Republican District Leader Eric Ulrich is poised to become one of the youngest city councilmen ever to serve Queens after he handily defeated three opponents in the special election to take over the seat vacated by state Sen. Joseph Addabbo (D-Howard Beach), according to preliminary results reported by the city Board of Elections.
With 80 percent of precincts reporting, the 24-year-old Ulrich led the four-candidate field with 2,735votes. He was followed by Democratic District Leader Lew Simon, who had 1,238 votes, Democratic District Leader Geraldine Chapeywith 301 votes and businessman Michael Ricatto, who trailed the pack of District 32 contenders with 523votes.
The district covers Howard Beach, Ozone Park, Woodhaven, Richmond Hill, Broad Channel and part of the Rockaways.
Ulrich, an Ozone Park resident who recently celebrated his 24th birthday, and the other three candidates could not immediately be reached for comment.
When the results are certified, Ulrich will become the youngest councilman to currently represent Queens. City Councilman Joel Rivera (D-Bronx) was the youngest councilman to ever be elected in 2001 ago at age 22.
Ulrich had the support of the borough’s GOP establishment in the nonpartisan special election.
He ran on a campaign of bringing “fresh ideas” and change to the city’s political system.
“It’s a campaign for the future. I believe if there ever was a time that fresh ideas were needed in the City Council, that time is now,” he said during the opening of his Ozone Park campaign office late last year.
Ricatto, a Republican, cited his business experience and the current economic climate in his pitch to voters in the district.
Chapey touted her experience as an educator, while Simon pointed to his years of experience as a Democratic district leader.
Turnout for the special election was slow at PS 207 in Howard Beach in the afternoon. As of 1 p.m., about 200 out of roughly 5,000 eligible voters had cast a ballot at the school.
“You can tell that we’re busy,” one poll worker said sarcastically. In the election district where she was volunteering, only two voters out of 250 cast a ballot.
A female voter who did not give her name said she voted for Ulrich “because I really don’t know anybody else.”
“He represents this area and I was thinking of voting for Simon, but he seems to have his loyalties in the Rockaways,” she said.
The voter said she was turned off by Chapey’s successful efforts to get two earlier candidates – Frank Gulluscio and Glenn DiResto – off the ballot.
“That’s why I wouldn’t vote her for dog catcher,” the woman said. “She’s a spoiler and I wouldn’t vote for her.”
An older couple said they pulled the lever for Simon.

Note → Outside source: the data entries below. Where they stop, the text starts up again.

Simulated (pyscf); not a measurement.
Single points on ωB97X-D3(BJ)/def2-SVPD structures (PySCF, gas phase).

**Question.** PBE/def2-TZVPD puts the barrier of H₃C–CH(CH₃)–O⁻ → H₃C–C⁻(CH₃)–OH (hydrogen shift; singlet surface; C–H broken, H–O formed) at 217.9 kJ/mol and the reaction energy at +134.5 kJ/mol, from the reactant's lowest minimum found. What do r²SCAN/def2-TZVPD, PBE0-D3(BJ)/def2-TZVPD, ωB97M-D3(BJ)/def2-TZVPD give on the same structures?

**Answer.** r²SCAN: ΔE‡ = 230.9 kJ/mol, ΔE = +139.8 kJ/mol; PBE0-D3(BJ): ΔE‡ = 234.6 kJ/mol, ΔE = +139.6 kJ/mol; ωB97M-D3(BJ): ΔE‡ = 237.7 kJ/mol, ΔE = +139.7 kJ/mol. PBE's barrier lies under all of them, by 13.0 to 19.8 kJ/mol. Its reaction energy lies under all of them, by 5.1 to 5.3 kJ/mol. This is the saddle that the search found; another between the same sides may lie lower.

“We saw an evaluation in the local newspaper, how five of (the candidates) were rated on the debate they had,” said the husband, who declined to give his name. “He didn’t get the highest rating, but I read one of his pamphlets.”
A few familiar faces in Queens politics were at PS 205, either to cast a ballot or to check on how the election was going.
Former councilman Al Stabile, a Republican who represented the district from 1993 to 2001, said he voted for Ulrich.
“He was a young man who worked for me at 10 years old in my district office,” Stabile said.
“I found a kid that was so different that I admired him,” Stabile said, choking up. “I see a leader who I believe will win this election.”
Phil Ragusa, the chairman of the Queens Republican Party, stopped by PS 205 with Queens GOP Vice President Vince Tabone at around 12:30 and reminisced with Stabile.
Ragusa and the Queens GOP establishment supported Ulrich in the race.
“Eric has been in the neighborhood ever since he was knee high,” he said. “He’s 24 going on 40. I think Eric has really campaigned, put in a lot of time.”
Ragusa cited Ulrich’s roots in the community in part as to why he gave the 24-year-old his support instead of Ricatto, another Republican.
“Mike’s a nice guy, but – I hate to use the word ‘carpetbagger’ – he just moved into the neighborhood,” he said.
Ricatto lived in Brooklyn before moving to Ozone Park to run in the election.